This is addressed in the canon novel Aftermath: Empire's End. Routes into the 'Unknown Regions' are basically impassable.
Above the computers is the projection of a three-dimensional star chart that matches no known map here in the galaxy. Which makes sense given that it does not chart the known galaxy, does it?
For decades, these computers have been plotting a journey. Outside the
known galaxy is an unexplored infinity, Palpatine explained, one
closed off by a labyrinth of solar storms, rogue magnetospheres, black
holes, gravity wells, and things far stranger. Any who tried to
conquer that maze did not survive. The ships were obliterated, or
returned to the galaxy devoid of travelers. Communications from those
explorers were incomprehensible, either shot through with such static
as to make the content useless, or filled with enough inane babble to
serve as a perfectly clear sign that the explorer had gone utterly mad
out there in isolation.
As to why this area of the galaxy hasn't been explored more closely historically, the short answer is that certain routes have been identified over thousands of years (to Ilum, for example, by the Jedi) but that the cost of sending hundreds of thousands of probe ships to their destruction in order to map the very small number of hyperspace nodes that'll give you access to this region simply isn't something that anyone contemplated until Palpatine decided it was a decent way to spend the Empire's money.

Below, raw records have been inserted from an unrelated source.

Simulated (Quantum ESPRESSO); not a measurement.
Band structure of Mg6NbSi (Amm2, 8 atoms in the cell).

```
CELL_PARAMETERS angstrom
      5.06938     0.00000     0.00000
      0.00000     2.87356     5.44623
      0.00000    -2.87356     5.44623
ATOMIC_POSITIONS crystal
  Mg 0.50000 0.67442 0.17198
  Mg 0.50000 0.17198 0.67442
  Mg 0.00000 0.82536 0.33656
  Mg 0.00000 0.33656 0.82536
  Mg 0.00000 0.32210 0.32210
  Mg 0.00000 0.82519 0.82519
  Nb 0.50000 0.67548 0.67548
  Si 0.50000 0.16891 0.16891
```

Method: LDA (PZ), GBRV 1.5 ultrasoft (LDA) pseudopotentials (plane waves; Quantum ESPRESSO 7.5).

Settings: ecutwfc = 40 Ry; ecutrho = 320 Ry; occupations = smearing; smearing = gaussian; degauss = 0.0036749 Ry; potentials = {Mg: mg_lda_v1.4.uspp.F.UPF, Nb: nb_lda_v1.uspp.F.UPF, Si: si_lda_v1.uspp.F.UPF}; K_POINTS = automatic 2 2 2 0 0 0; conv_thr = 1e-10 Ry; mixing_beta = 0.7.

The computers here have long been searching for a way through the storms and the black spaces. Slowly, surely, they have been putting together a map: a journey into chaos. The Empire has sent probe droids to test the computations as the computers have made them. Many never returned.
But some kept reporting in, pinging the transponder here. Every droid that made it further contributed to the map. And with distance achieved, the computers, through the scanning droids, continued to chart the course and compute the next branches of navigation.